I am too lazy to sort my scanned mail by hand, so I automated it. It can be used as a cron job to add ocr information to scanned pdfs in a specific folder and to sort the pdfs according to predefined keywords.
This is just a private project. Please back up your data regularly. I cannot guarantee that some bugs or misusage corrupt or delete your data.
The package needs tesseract-ocr
to be installed:
sudo apt-get install tesseract-ocr
To install the mailcategorizer we execute:
git clone git@github.com:sandro-elsweijer/mailcategorizer.git
cd mailcategorizer
pip install .
We can define the directory, where the scan pdfs are located in the config.yml
.
We also define, into which folder the files should be sorted.
Lastly, we define the categories for our pdfs. The key value is the name of the folder the pdfs of this category get sorted into. The value is a semicolon-separated list of all keywords, which have to appear in the pdf.

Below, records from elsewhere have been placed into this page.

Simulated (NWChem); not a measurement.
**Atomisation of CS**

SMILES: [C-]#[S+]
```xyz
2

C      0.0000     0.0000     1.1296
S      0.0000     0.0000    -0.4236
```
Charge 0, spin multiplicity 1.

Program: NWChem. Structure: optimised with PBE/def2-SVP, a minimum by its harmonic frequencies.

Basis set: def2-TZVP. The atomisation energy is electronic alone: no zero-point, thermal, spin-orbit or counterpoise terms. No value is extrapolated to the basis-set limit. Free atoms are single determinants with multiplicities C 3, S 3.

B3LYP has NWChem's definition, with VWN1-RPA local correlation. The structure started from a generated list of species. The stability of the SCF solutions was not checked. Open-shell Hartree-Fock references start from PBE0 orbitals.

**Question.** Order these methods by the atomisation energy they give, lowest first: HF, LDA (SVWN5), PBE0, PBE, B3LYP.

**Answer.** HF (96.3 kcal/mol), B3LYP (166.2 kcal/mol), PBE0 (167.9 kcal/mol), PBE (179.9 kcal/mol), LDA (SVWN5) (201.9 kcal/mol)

pdfs which match in multiple categories are saved into a dedicated multiple_matches
folder. pdfs with no match are saved into the no_matches
folder.
When calling the mailcategorizer, we have to provide it with the location of the config file:
mailcategorizer path/to/config.yml
I suggest to automate this process with a cron job, so every time a document is scanned, it gets sorted automatically.